You can learn a lot from a simple simulation (example of experimental design with unequal variances for treatment and control data)

Statistical Modeling, Causal Inference, and Social Science 2025-03-21

We were talking about blocking in experiments in class today, and a student asked, “When should we have an equal number of units in the treatment and control groups?”

I replied that the simplest example is when the treatment is expensive. You could have 10,000 people in your population but only enough budget to apply the treatment to 100 people, so 99% will be in the control group. In other settings, the treatment might be disruptive, and, again, you’d only apply it to a small fraction of the available units.

But even if cost isn’t a concern, and you just want to maximize statistical efficiency, it could make sense to assign different numbers of units to the two groups.

For example, I started to say, suppose that your outcomes are much more variable under the treatment than the control. Then to minimize the basic estimate of the treatment effect—the average outcome in the treatment group, minus the average among the controls—you’ll want more treatment observations, to account for the higher variance.

But then I paused. I was struck by confusion.

There are two intuitions here, and they go in opposite directions:

(1) Treatment observations are more variable than controls. So you need more treatment measurements, so as to get a precise enough estimate for the treatment group.

(2) Treatment observations are more variable than controls. So treatment observations are crappier, and you should devote more of your budget to the high-quality control measurements.

I had a feeling that the correct reasoning was (1), not (2), but I wasn’t sure.

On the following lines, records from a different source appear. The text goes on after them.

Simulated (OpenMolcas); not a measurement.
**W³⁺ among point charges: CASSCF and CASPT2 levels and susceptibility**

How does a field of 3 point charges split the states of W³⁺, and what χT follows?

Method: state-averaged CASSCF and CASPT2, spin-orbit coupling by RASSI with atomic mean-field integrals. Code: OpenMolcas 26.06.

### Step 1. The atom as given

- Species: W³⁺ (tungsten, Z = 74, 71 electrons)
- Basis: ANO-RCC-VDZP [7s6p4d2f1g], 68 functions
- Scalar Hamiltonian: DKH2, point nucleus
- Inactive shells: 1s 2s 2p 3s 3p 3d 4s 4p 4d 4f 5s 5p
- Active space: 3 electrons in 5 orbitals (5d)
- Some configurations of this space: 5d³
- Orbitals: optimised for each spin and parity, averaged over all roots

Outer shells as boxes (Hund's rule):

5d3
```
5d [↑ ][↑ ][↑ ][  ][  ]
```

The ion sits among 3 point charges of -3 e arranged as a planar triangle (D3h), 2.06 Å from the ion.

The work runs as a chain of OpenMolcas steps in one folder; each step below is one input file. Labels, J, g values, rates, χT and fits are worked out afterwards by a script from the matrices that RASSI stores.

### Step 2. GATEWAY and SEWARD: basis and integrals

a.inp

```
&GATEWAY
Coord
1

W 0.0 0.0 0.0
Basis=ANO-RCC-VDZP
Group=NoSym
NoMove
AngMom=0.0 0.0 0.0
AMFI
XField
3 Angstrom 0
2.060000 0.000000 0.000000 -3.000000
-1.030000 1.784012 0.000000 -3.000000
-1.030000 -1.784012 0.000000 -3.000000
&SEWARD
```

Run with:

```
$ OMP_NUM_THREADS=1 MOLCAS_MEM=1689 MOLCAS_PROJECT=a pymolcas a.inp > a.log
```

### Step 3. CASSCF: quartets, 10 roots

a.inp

So how did I solve the problem?

Brute force.

Here’s the R:

n <- 100expt_sim <- function(n, p=0.5, s_c=1, s_t=2){  n_c <- round((1-p)*n)  n_t <- round(p*n)  se_dif <- sqrt(s_c^2/n_c + s_t^2/n_t)  se_dif}curve(expt_sim(100, x), from=.01, to=.99,  xlab="Proportion of data in the treatment group",  ylab="se of estimated treatment effect",  main="Assuming sd of measurements is\ntwice as high for treated as for controls",  bty="l")

And here's the result:

Oh, shoot, I really don't like how the y-axis doesn't go all the way to zero. It makes the variance reduction look more dramatic than it really is. Zero is in the neighborhood, so let's invite it in:

curve(expt_sim(100, x), from=.01, to=.99,  xlab="Proportion of data in the treatment group",  ylab="se of estimated treatment effect",  main="Assuming sd of measurements is\ntwice as high for treated as for controls",   bty="l",  xlim=c(0, 1), ylim=c(0, 2), xaxs="i", yaxs="i")

And we can see the answer: if there's twice as much variation in the treatment group as in the control group, then you should take twice as many measurements in the treatment group. The curve is minimized at x=2/3 (which we could check without plotting anything, but the graph provides some intuition and a sanity check). Argument (1) above is correct.

On the other hand, the standard error from the optimal design isn't much lower than the simple 50/50 design, as can be seen by computing the ratio:

print(expt_sim(100, 1/2) / expt_sim(100, 2/3))

which yields 0.95.

Thus, the better design yields a 5% reduction in standard error--that is, a 10% efficiency gain. Not nothing, but not huge.

Anyway, the main point of this post is you can learn a lot from simulation. Of course in this case the problem can be solved analytically---just differentiate (s_c^2/(1-p) + s_t^2/p) with respect to p and set the derivative to zero, and you get s_c^2/(1-p)^2 - s_t^2/p^2 = 0, thus s_c^2/(1-p)^2 = s_t^2/p^2, so p/(1-p) = s_t/s_c. That's all fine, but I like the brute-force solution.